I know you said the ignoring route is not working, but you might want to try to block their email address. Normally the sender does not know that you didn't receive it, and you are never alerted that it was blocked. The email just dies in space somewhere.

Not what you can do about text messages though.
posted by milarepa at 7:28 AM on May 10, 2006


arghh meant to say, "Don't know what you can do..."
posted by milarepa at 7:29 AM on May 10, 2006


Be as simple and straightforward as possible. "I'm not comfortable with continuing to be in contact with you. Please don't (email/text/write/call/as appropriate) me anymore."

I chose the words 'I'm not comfortable' because they're both vague and you oriented. It's sort of a 'it's not you, it's me' thing, that these exes can read whatever they want into without you going into any reasons at all.

The reality is 'I don't ever want to be in touch with you again' is a pretty harsh thing to say. In social etiquette, it's so harsh there's no point where it's even acceptable. People are expected to treat others as if they don't even exist rather than be so rude as to directly say they don't want to speak to them. You won't find an easy, simple way to do this that will leave them thinking fondly of you, but if you're vague and straightforward about it, they might not think too badly about it.
posted by jacquilynne at 7:30 AM on May 10, 2006


As an added note, don't send a letter unless they're writing you letters. That gives it an added gravitas that will make things worse. Just send the message back via whatever channel they're using to contact you - email, SMS, whatever. If they're phoning you, you might email back, or send a voicemail so that you don't have to speak to them directly, but otherwise just use whatever medium they've chosen.
posted by jacquilynne at 7:32 AM on May 10, 2006


request a "downgrade to 'amicable silence.'" i've seen it work!
posted by soma lkzx at 7:47 AM on May 10, 2006 [1 favorite]
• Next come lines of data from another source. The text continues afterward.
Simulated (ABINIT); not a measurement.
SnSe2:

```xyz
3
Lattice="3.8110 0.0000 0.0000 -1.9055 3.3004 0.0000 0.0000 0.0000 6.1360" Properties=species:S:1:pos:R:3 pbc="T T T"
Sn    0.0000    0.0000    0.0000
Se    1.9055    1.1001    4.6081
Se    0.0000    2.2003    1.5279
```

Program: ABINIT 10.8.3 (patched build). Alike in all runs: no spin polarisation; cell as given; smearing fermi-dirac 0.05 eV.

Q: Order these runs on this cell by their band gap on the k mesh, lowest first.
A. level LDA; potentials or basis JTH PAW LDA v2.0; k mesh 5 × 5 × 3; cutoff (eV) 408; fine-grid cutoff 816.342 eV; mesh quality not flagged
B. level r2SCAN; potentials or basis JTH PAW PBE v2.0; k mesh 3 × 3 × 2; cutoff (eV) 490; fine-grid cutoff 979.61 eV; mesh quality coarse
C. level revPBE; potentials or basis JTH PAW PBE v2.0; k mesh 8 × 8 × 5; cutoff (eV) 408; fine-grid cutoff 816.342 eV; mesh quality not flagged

Send them a link to this thread.
posted by ry at 7:48 AM on May 10, 2006


At the risk of sounding like an asshole myself, my advice is this: just be a grownup.

If this person (or these people) are truly intruding on your life, trying to get back together with you when you don't want that, trying to sabotage your current relationship, that's a very serious matter, and you shouldn't worry about how you sound.

But if they really are just friendly "hi, how are you, thought I'd check-in" kinds of messages, just be polite and courteous (you never know when it might come in handy to be on good terms with someone), or if you really have nothing to say to them, just don't say anything.

At this point, trying to deal with the issue in a confrontation seems to be expending a whole lot more of your energy and attention than just letting it lie.
posted by j-dawg at 7:53 AM on May 10, 2006


To expand on the "ignore them" suggestion, that means really ignoring them. Just hit delete without giving it a second thought.
posted by alms at 8:07 AM on May 10, 2006


As the recipient of several such communications, there is no nice way to do it. "I never want to communicate with you again" is a hurtful thing to have said to you. Do you absolutely have to do this? If so, it doesn't much matter how--you will come off as a jerk, and it will be effective.
posted by LarryC at 8:08 AM on May 10, 2006


If reading their messages is getting you down, filter their messages straight to the trash so you don't even know they're arriving. If they track you down and ask why you aren't responding, explain directly: sorry, but receiving messages from you bums me out.
posted by pracowity at 8:11 AM on May 10, 2006


Agree with just ignoring them. "I never want to hear from you again" (or any more polite versions) is going to sound like you don't care if they're alive or dead.
posted by desuetude at 8:12 AM on May 10, 2006


It really depends on the definition of "every now and again" -- if the frequency is every few months or so, it requires a different (and gentler) response than, say, three or four a day, which was the number of e-mails I was getting from an ex at one point.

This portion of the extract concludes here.